[XML-SIG] Setting the DOCTYPE in a new XML DOM
Sylvain Thenault
Sylvain.Thenault@logilab.fr
Wed, 16 Jan 2002 09:37:09 +0100 (CET)
On 15 Jan 2002, Douglas Bates wrote:
> Sylvain Thenault <Sylvain.Thenault@logilab.fr> writes:
> > On 11 Jan 2002, Douglas Bates wrote:
> > > I have been unable to determine how to set the SYSTEM in the doctype
> > > of a document read by the PyExpat reader. I am rather new to this so
> > > it is possible that I am doing something foolish. I have mostly been
> > > following demo's and examples as I haven't been able to track down a
> > > lot of documentation. A sample program is
> > >
> > > #!/usr/bin/env python2.2
> > >
> > > from xml.dom.ext.reader.PyExpat import Reader
> > > from xml.dom.ext import PrettyPrint
> > >
> > > if __name__ == "__main__":
> > > reader = Reader()
> > > doc = reader.fromUri("/tmp/foo1.xml")
> > > PrettyPrint(doc)
> > >
> > > The file /tmp/foo1.xml begins
> > >
> > > <?xml version="1.0"?>
> > > <!DOCTYPE booklist SYSTEM "file:////home/deepayan/python/book.dtd">
> > > <booklist>
> > > <book>
> > >
> > > but the output file begins
> > >
> > > <?xml version='1.0' encoding='UTF-8'?>
> > > <!DOCTYPE booklist>
> > > <booklist>
> > > <book>
> > >
> > > Can anyone tell me what I do to maintain the SYSTEM designation?
> >
> > this is a bug in pyexpat. It should work if you use xmlproc instead of
> > pyexpat to generate your dom tree.
>
> Could you tell me how I would use xmlproc to create a reader or to
> somehow load and XML from a URI? Is there a Reader class that uses
> xmlproc? I couldn't see one when I looked through the libraries.
here is an example:
---------------------------------------------------------
from xml.dom.ext.reader import Sax2
from xml.sax import make_parser
parser = make_parser(['xml.sax.drivers2.drv_xmlproc'])

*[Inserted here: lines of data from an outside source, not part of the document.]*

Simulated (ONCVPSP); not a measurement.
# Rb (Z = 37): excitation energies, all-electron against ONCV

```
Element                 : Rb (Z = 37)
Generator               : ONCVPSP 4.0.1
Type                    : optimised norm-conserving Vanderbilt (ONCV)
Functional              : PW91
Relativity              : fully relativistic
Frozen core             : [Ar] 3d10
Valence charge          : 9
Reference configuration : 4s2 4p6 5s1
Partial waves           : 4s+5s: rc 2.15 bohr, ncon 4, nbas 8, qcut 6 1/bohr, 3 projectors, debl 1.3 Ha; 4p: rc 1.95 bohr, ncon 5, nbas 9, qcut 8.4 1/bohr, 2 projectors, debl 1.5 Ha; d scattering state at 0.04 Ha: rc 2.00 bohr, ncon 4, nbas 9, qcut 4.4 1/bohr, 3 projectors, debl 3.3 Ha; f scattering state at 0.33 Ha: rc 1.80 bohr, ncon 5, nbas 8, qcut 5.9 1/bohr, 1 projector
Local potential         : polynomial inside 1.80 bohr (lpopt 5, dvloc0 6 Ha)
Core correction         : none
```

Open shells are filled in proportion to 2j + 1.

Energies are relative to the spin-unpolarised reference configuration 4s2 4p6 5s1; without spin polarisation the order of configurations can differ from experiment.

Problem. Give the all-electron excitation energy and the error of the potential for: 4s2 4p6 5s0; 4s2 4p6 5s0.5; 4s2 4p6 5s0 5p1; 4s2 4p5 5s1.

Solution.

reader = Sax2.Reader(parser=parser)
---------------------------------------------------------
by default (without the "parser" argument), Sax and Sax2 readers will use
xmlproc when you ask for a validating parser (in other cases, they try to
use the faster parser, say pyexpat or sgmlop which are Python wrapper for
C libraries).
I have tried this with your example and it works correctly (doesn't loose
the doctype node :)
cheers
--
Sylvain Thenault
LOGILAB http://www.logilab.org